Reaching 40 could actually make your sex life more adventurous, says a recent study.
The findings are based on a survey of 2,400 Canadians, between ages 40 to 59, about their their sexual health, happiness and pleasure, in addition to their sexual behaviour and attitudes.
"There is a public perception that as we age, sex becomes less important, less enjoyable and less frequent," said Robin Milhausen, sexuality and relationship researcher at the University of Guelph in Canada.
‘More than half of those aged between 40-59 said they are more interested in trying new things to enhance pleasure than they were a decade ago’
"The study findings indicate that most midlife Canadians are indeed leading satisfying and active sexual lives," Milhausen said in press release.
The study was conducted by leading condom company Trojan in partnership with Sex Information and Education Council of Canada (SIECCAN).
The researchers found that sexual pleasure does not decrease with age. Regardless of age category, 65 percent of the respondents said their last sexual encounter was very pleasurable.
The overwhelming majority of the respondents said that their current primary relationship is emotionally satisfying. The research also revealed that as they got older, the respondents were more likely to be adventurous.
More than half of those surveyed (63 percent) said they are more interested in trying new things to enhance pleasure than they were a decade ago.

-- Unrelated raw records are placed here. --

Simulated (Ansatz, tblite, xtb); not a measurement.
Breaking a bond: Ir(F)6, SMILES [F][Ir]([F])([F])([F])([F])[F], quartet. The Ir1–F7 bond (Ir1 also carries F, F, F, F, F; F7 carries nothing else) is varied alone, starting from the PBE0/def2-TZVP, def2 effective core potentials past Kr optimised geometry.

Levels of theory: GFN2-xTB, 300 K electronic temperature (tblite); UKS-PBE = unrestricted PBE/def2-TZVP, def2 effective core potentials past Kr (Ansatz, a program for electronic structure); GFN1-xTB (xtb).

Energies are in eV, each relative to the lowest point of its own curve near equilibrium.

Lubricant use for intercourse increased with age with 22 percent of men and 26 percent of women aged 55 to 59 using lube at last sexual intercourse.
Vibrator use was common, with 40 percent of women reporting that they used a vibrator the last time they masturbated.
"Sexual and relationship satisfaction were highly interrelated - and the most emotionally satisfied in their relationships reported the highest level of pleasure," Milhausen said.
"And married people are reporting sex as pleasurable as their single counterparts, in fact, married men reported more pleasure at last sexual encounter than single men," Milhausen noted.